By David Fong
TROY — Matt Burgbacher grew up a lifetime fan of the University of Notre Dame football program.
That doesn’t mean, however, he can’t learn a few things from the current coach at The Ohio State University, Urban Meyer (who, it does bear mentioning, was once an assistant for Burgbacher’s beloved Fighting Irish).
“You know, we get a lot of ideas from other people,” Burgbacher said. “We’ll never be a carbon copy of anyone, but we do like to take a lot of different things from a lot of different programs. I remember reading an article by Urban Meyer about how pathetic their perimeter blocking was when he first got to OSU and how improving that was a point of emphasis for them.
“Urban Meyer said, ‘If you don’t block well on the perimeter, you are a very selfish football team.’ That’s something we really took to heart during the offseason. We wanted to make sure we did a better job blocking on the perimeter.”
Burgbacher said he and his staff made it a goal to have better blocking receivers, which has helped do wonders for the Trojan running game so far this year. Last season, the Trojans averaged 133.6 rushing yards per game, 15th out of 18 teams in the Greater Western Ohio Conference. So far this season, the Trojans are averaging 220.0 rushing yards per game, eighth out of the now 20 teams in the GWOC.
Many factors have gone into that leap, Burgbacher said, but better blocking from the receivers has certainly played a major role.
“That was definitely something we focused on in the offseason — and something we continue to focus on in every practice,” he said. “We have a blocking period every day in which we do nothing but focus on our perimeter blocking. The two hardest things to do in football are to tackle in space and to block in space. We grade our receivers on their blocking after every game. Against Northwest, our receivers did a very good job with their perimeter blocking. They’ve really bought into it and are taking pride in it.”
Not only does good perimeter blocking aid the running game, Burgbacher said, but the passing game as well. He said defenders can get so caught up trying to fight off blocks that they will sometimes let their pass coverage slip. He specifically cited Sam Coleman’s 65-yard touchdown reception last week against Northwest — Coleman was wide open by at least 15 yards on the play — as an example of good blocking leading to a big pass play.
“Defenders get so worried about getting past that block,” Burgbacher said. “They are so worried about getting past that block and they are busting their tail to get past that block that you can make a double move and catch them in no-mans land. They get so caught up in trying to stop the run that they lose sight of the pass and let something slip through. That’s what happened on Sammy Coleman’s play. He was doing a great job blocking, then just slipped right past his man for the big reception.”

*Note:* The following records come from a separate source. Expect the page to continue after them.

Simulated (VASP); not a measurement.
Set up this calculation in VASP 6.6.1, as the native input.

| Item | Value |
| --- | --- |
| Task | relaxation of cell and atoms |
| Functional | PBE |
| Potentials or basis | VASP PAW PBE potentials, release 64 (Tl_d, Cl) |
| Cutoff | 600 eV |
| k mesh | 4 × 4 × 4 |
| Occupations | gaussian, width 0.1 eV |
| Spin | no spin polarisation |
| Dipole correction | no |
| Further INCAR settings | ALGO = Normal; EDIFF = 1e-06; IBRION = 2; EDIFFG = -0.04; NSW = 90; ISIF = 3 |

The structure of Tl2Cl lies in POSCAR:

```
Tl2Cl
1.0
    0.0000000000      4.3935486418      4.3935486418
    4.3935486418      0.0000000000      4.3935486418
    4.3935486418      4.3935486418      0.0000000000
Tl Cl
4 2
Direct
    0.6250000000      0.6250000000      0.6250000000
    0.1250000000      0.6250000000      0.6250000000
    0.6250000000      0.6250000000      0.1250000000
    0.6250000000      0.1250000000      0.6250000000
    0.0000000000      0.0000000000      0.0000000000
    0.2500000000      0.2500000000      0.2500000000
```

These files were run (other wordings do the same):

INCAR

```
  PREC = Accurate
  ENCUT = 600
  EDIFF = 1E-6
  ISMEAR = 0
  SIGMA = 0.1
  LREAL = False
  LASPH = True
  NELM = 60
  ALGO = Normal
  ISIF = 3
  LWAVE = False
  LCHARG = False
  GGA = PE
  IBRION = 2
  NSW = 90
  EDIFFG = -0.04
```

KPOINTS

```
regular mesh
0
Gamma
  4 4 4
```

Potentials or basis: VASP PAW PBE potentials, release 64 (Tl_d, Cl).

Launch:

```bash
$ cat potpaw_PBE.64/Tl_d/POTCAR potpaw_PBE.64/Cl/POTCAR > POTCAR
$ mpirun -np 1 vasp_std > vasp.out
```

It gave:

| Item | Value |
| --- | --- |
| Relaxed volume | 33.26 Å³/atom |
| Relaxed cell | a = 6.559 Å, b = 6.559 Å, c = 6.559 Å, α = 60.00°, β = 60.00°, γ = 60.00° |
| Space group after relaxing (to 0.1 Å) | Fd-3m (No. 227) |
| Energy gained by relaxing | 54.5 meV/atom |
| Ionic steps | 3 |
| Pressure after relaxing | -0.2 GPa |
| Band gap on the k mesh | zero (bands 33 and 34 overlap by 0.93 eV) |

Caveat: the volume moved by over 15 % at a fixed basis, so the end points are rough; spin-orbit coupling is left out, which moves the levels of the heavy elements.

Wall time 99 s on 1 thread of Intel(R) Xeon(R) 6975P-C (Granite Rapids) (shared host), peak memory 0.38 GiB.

At no point in recent history has the Troy football team played Bellefontaine, the Trojans’ opponents this week.
That doesn’t mean, however, the Troy coaching staff doesn’t know plenty about the Chieftains. Troy defensive coordinator Charlie Burgbacher, Matt’s father, battled Bellefontaine every year from 2001 — the year the CBC was formed — until he left Tippecanoe in 2015 to join his son at Troy. In those 14 years, the elder Burgbacher lost to Bellefontaine just once, a 35-20 defeat in 2004.
Matt Burgbacher — who served as an assistant to his father for several years and has seen Bellefontaine a number of times himself — said he hopes that familiarity will help Friday when the Trojans travel there for their first road game of the season.
“I think it does help when you have someone who has played a team as many times as dad has played them,” Matt Burgbacher said. “He knows the environment up there and what to expect. He also knows they have a great football tradition. They have some hard-nosed kids up there who are going to go hard every single play.
“I remember I was an assistant in 2007 and we were both 6-0 going into that game, which we played up there. The place was absolutely packed. It was a great environment for football. I expect the same sort of thing this week.”
Three for One
Burgbacher said he’ll continue to use a trio of running backs — seniors Josh Browder and Marc Scordia, along with sophomore Sam Coleman — in the backfield. So far this season, Browder has 27 carries for 122 yards and one touchdown, Jackson has 16 carries for 87 yards and a touchdown and Scordia — who missed almost the entire first game with an injury — has 16 carries for 59 yards.
Burgbacher said each one brings something different to the table — and likes having the change of pace between all three, which gives defenses different things for which to account.
“Browder has the potential to take it to the house every time he touches the ball,” Burgbacher said. “He’s a big-play guy. Sammy is our brute strength power guy. He’s going to get those tough yards when we need them. Marc is our ball-control guy — I think he’s fumbled maybe one time in the two years I’ve been here.
“All three of them can do different things for us and defense have to account for that. We like having three varsity running backs that we feel good about — and we do feel good about all three of them.”